On Tue, 8 Jul 2003, Philip Hazel wrote:
> End users are much more likely to have written something simple like
>
> if $h_subject: contains "....."
>
> in a filter, where the ..... happens to contain characters that need
> encoding. They don't know about MIME encoding etc. Trying to educate
> them to use (say) $mh_xxxx: instead is going to be one long, continuous
> battle for ever more.
>
> And the third point is that if we end up with all three of $h_ $rh_ and
> $mh_ it is complicated to explain, and the existence of $h_ becomes
> anomalous. What would it be useful for?
>
> I don't yet have a firm view on this. That's why I'm collecting opinions
> from the list.... Which choice is likely to cause the greater pain and
> trouble in the long run?
I doubt that many users will wish to care about the encoding of the
message text, so we need to convert both the message and the comparison
string into the same encoding.
*iconv appears to be the standard way of converting between any
two encodings, and ships with Solaris 7 and RedHat 6.2 at least.

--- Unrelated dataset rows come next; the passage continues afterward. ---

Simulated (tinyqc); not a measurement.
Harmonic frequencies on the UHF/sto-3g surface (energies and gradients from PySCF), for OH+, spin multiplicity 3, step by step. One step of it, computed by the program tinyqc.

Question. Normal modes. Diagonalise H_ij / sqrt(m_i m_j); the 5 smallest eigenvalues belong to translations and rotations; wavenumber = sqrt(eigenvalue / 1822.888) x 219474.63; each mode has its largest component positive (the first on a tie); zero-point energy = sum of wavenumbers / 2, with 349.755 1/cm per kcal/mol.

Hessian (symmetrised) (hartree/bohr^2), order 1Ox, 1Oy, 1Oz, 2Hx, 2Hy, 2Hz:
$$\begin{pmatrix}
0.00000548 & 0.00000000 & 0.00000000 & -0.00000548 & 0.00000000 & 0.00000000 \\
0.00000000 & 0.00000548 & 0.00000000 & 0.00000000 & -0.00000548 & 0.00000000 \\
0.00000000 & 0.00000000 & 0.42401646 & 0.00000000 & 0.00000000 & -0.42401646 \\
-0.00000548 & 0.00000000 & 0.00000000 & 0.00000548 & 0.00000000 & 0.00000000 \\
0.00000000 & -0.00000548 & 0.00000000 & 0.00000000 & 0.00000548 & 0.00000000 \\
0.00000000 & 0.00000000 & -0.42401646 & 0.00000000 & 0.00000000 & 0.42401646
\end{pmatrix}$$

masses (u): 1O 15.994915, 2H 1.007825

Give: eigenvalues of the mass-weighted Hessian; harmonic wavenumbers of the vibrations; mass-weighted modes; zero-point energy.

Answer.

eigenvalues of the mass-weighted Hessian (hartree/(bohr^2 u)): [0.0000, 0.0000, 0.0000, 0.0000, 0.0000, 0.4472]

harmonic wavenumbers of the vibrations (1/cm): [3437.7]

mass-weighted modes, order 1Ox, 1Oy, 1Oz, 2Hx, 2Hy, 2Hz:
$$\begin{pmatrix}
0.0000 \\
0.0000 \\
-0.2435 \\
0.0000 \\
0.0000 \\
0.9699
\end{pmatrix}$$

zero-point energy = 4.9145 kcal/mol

There are cases where these mappings are one-many, but I'm not sure
whether any of these are non-pathological.
How about the following:
$rh_ does a byte wise comparison after converting both strings from
the MIME encoding,
whilst $h_ assumes that the comparison string is in a particular encoding
(given in a server default unless overridden in the filter file in use),
and uses iconv to convert the message text into that encoding.
There will rarely be a need to use multiple encodings in a single filter,
and anyone who does need that can use $rh_.
This way I can use $h_ to test for "internet caf?" without caring
whether your message uses iso-8859-1, iso-8859-15 or UTF-8,
provided only that my sysadmin ensures that my editor and the exim config
agree how the string is stored in my filter file.
--
Dr. Andrew C. Aitchison Computer Officer, DPMMS, Cambridge
A.C.Aitchison@??? http://www.dpmms.cam.ac.uk/~werdna